This was the corruption of the political, religious and economic systems which Jesus confronted in his day when he overturned the tables of the money changers in the old Temple.

The challenge in our day is to renew our emphasis on the True Church, the Living Stones, the New Spiritual Temple, The Body of Christ. The people of this world value the physical stones, but the Lord values the living stones. As the Apostle Peter writes, they are chosen by God and “precious to him.”

Question for thought and discussion: Do you agree that the people of this world place more value on worldly structures and institutions than people? Do you see this happening even with the Church? How do we get back to the right emphases?

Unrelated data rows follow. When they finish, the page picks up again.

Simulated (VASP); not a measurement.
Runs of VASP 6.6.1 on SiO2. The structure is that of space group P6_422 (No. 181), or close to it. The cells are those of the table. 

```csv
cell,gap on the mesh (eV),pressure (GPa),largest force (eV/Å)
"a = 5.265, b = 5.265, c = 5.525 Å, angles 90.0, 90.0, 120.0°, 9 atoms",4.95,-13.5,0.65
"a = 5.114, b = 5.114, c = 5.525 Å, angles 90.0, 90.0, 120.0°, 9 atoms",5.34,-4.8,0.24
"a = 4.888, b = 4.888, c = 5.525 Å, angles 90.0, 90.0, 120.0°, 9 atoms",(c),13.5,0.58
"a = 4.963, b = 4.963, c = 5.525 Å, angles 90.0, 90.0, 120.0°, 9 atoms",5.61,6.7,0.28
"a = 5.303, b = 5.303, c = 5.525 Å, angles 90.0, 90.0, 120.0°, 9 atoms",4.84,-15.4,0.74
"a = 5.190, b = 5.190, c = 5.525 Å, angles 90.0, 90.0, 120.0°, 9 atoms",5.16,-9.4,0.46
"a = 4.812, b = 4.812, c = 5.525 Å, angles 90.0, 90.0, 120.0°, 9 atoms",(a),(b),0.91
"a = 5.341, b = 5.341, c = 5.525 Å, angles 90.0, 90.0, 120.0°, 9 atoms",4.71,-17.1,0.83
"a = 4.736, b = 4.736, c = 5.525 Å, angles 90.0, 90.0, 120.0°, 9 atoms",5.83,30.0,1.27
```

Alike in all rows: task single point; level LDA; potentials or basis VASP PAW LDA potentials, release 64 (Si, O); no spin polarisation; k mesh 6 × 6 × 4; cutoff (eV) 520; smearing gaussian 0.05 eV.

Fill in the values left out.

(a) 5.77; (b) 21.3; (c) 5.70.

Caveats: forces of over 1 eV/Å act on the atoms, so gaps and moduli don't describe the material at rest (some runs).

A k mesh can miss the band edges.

Express your thoughts and comments here!

How important is community to a relationship with God?

The Stone and The Stones

The Apostle Peter wrote a letter to all the churches in Asia Minor where he told their members,“You are precious stones!” Hear that! Peter called the people of God “precious stones”.

Here is the full quote:

As you come to Him, the living stone, who was rejected by mankind but chosen by God and precious to him, so you also are like living stones that are being built into a spiritual house to be a holy priesthood, offering spiritual sacrifices acceptable to God through Jesus Christ. (1 Peter 2:4-5)

The cornerstone proverb is shaping up to be at the heart of the resurrection vision of the New Testament. The proverb is quoted six times in the New Testament, always in reference to the crucifixion and resurrection of Jesus Christ.

The cornerstone is just the beginning. The larger vision is of stones on top of the stone. The people of God take their bearings and their marker from Jesus, first and foremost with Him as the central foundation stone.  However, the proper alignment of ones life is not merely to the person and work of Jesus. Our lives are to be incorporated first into Christ and second into the people of God. Our bearings start with centering our individual lives on the Chief Cornerstone, but then we are to be incorporated into a larger structure called the Temple of God.

Body and Temple

There two primary archetypes that the New Testament uses for the Resurrected Life: the Temple of the Lord and the Body of Christ. An archetype is a recurrent symbol or motif. For the New Testament, these two are intertwined, the body is a temple and the temple is a body.

Under the Old Covenant through Moses and David, the Temple of God is made with physical stones. Under the New Covenant, the stones are alive!

The “living stones” were prophesied in the Old Testament. During the days of the prophet Isaiah, The Lord promised to build with a living cornerstone,

“See, I lay a stone in Zion, a chosen and precious cornerstone, and the one who trusts in him will never be put to shame.”

Isaiah never knew the name of whom the is prophecy was anticipating because he lived several hundred years before Jesus was born! However, we know the precious cornerstone is Jesus Christ. Jesus is a living stone of a much larger structure. What Peter is arguing is that the larger structure being constructed is a holy Temple in the Lord. We are being built into a “spiritual house” (1 Peter 2:5)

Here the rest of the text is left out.